[comp.protocols.nfs] Opinions on PC networking

ajayshah@alhena.usc.edu (Ajay Shah) (04/13/91)

In article <DROMS.91Apr12232208@jasper.bucknell.edu> droms@bucknell.edu writes:
>user - am I missing something major?  Is there an important reason
>*not* to choose PC-NFS or to choose some other network software?

Lets analyse the question.  The three major networking options
I know of are :
	Microsoft offerings
	Novell offerings
	NFS-based (neither server nor PC-software need be by Sun)

Microsoft's stuff is so terrible, I won't go into it.  I just
need tell you it's Microsoft: so stay away.  Proprietary, anemic,
ill-debugged, poor admin tools, ignorance of the computer industry,
etc., all the usual Microsoft signs.

The real competition is Novell vs. NFS.

I suspect (but I'm not sure) that Novell client-side software
gives better throughput than Sun's PC-NFS client-side software.
I also suspect that 99% of networking situations don't demand so
much by way of disk throughput.  Yours certainly doesn't.
Novell makes life more difficult by way of integrating into an
existing Unix network (ftp/telnet usage is harder).

The biggest reasons why I'd favour a NFS-based solution are:

	- when you boot a 386 box as Novell server, that machine is
	lost to the world.  It can't do anything else useful.  
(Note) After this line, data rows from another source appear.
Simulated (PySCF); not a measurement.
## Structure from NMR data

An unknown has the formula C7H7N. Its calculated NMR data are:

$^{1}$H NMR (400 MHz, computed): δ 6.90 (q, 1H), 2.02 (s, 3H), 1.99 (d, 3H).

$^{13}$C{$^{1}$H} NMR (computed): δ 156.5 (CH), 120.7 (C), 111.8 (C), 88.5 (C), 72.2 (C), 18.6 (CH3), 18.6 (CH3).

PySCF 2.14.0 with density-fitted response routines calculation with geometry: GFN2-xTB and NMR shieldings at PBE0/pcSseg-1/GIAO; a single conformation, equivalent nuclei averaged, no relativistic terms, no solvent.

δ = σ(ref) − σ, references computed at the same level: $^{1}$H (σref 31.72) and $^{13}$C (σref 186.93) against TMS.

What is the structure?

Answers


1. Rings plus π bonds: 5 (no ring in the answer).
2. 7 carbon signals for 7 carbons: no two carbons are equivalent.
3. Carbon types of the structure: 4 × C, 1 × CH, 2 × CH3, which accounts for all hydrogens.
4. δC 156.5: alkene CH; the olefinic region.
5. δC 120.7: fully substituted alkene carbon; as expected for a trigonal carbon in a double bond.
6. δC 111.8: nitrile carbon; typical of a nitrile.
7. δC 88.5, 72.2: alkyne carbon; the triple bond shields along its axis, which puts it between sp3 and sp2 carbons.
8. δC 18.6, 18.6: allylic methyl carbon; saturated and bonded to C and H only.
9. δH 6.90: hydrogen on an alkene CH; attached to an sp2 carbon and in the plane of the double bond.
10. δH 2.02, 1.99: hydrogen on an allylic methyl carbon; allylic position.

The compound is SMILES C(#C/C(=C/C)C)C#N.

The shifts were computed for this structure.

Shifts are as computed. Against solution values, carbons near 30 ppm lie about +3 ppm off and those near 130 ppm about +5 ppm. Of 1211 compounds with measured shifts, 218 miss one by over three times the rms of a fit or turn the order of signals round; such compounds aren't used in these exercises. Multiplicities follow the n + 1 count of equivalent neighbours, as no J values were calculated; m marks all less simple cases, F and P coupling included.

	If you do Novell, you get locked into 386 machines.  
	The 386/486 machines are not the best price-performance 
	tradeoffs in the world these days.  Further, being the dying 
	end of an old architecture, it's not a good idea getting
	into 'em in the long run.

	NFS lets you do many different architecture platforms for the
	server: maybe an old Sun/3, maybe a 386, maybe a SPARC or
	Mips or HP RISC box.
	On a day the normal server is down, another workstation can
	fill in.  You have no hardware lock-ins.

	Further, even if you buy a dedicated 386 for server duty,
	if you boot it with Unix, then it's *useful* at all times.
	You can fire jobs on it -- it's not totally dedicated to
	server duty.  In my work, I would definitely fire low-grade
	large numbercruncher jobs on such a machine.

	- Novell locks you into Novell sysadmin software.  When
	you've paid the price of learning Unix, there is no earthly
	reason to have to deal with a bunch of proprietary tools
	(which don't pack the punch of Unix tools anyway).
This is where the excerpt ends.